Political analyst Charlie Cook argues that President Obama faces an enthusiasm gap that is likely to plague his reelection campaign. Cook finds that this gap manifests itself in two of the three demographic groups among which Obama needs huge margins. The two groups are Hispanics and young voters. Obama suffers no shortage of enthusiasm from the third group — African-Americans.
I suspect, however, that the lack of enthusiasm among those who supported Obama is not confined to Hispanics and the young. Enthusiasm for Obama likely is down among all groups except for African-Americans.
The enthusiasm gap creates a dilemma for the Democrats at their convention. To rekindle enthusiasm, the Dems need to fire up their base. But in firing up the base, the Democrats risk alienating moderates.
How for example, can the Democrats motivate Hispanics to vote? Perhaps talking about immigration reform or transfer payments to the poor would do the trick. But that kind of talk might hurt Obama with many swing voters.
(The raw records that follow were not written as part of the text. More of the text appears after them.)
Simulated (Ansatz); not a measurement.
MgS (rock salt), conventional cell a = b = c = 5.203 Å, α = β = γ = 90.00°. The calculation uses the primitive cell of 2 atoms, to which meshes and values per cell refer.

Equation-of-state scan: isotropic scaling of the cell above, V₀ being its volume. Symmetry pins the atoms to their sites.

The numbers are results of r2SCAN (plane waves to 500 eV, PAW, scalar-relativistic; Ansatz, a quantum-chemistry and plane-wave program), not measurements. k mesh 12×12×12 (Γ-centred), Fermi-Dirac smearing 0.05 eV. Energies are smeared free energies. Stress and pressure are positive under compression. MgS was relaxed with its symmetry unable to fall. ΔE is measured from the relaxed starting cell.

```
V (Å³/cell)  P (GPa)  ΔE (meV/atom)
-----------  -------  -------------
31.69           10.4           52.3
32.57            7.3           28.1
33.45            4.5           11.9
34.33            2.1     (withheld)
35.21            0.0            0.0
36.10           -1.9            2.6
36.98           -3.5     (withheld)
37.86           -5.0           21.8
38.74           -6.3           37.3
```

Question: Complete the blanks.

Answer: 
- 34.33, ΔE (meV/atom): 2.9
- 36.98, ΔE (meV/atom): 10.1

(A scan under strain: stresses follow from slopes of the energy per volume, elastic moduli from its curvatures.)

Similarly, what will fire up young voters? I haven’t a clue, actually. However, the Democrats seem to believe that free birth control is the ticket, and plan to feature Sandra Fluke as a speaker in Charlotte.
Perhaps the sight of a 31 year-old law school graduate grousing about Republican views on birth control, abortion, and other social issues will drive youngsters to the polls in November. But it may not sit well with undecided Catholic voters, especially to the extent they remember that Obama has decreed that virtually all health care plans, including those of many Catholic organizations, must cover sterilizations and all FDA-approved contraceptives, including those that can cause abortions. Indeed, as John has said, hearing about social issues in the current economic climate may not sit well with voters in general.
The best way to fire up the base without alienating moderates is to hammer the Romney-Ryan ticket, while avoiding issues like immigration, abortion, and the like. This approach, I imagine, will be the one that Democrats embrace this week.
But antipathy towards the opposing Party is no substitute for enthusiasm towards one’s own Party when it comes to voter turnout. And if the Democrats sound too shrill and negative, they risk losing the large number of moderate voters who like to complain about the tenor of modern politics.
JOHN adds: I agree with all of the above, except for this: African-Americans continue to be enthusiastic about Obama when they are talking to pollsters, but, given how most African-Americans have been hammered by the Obama economy, I would be astonished if that faux enthusiasm manifests itself at the polls in November.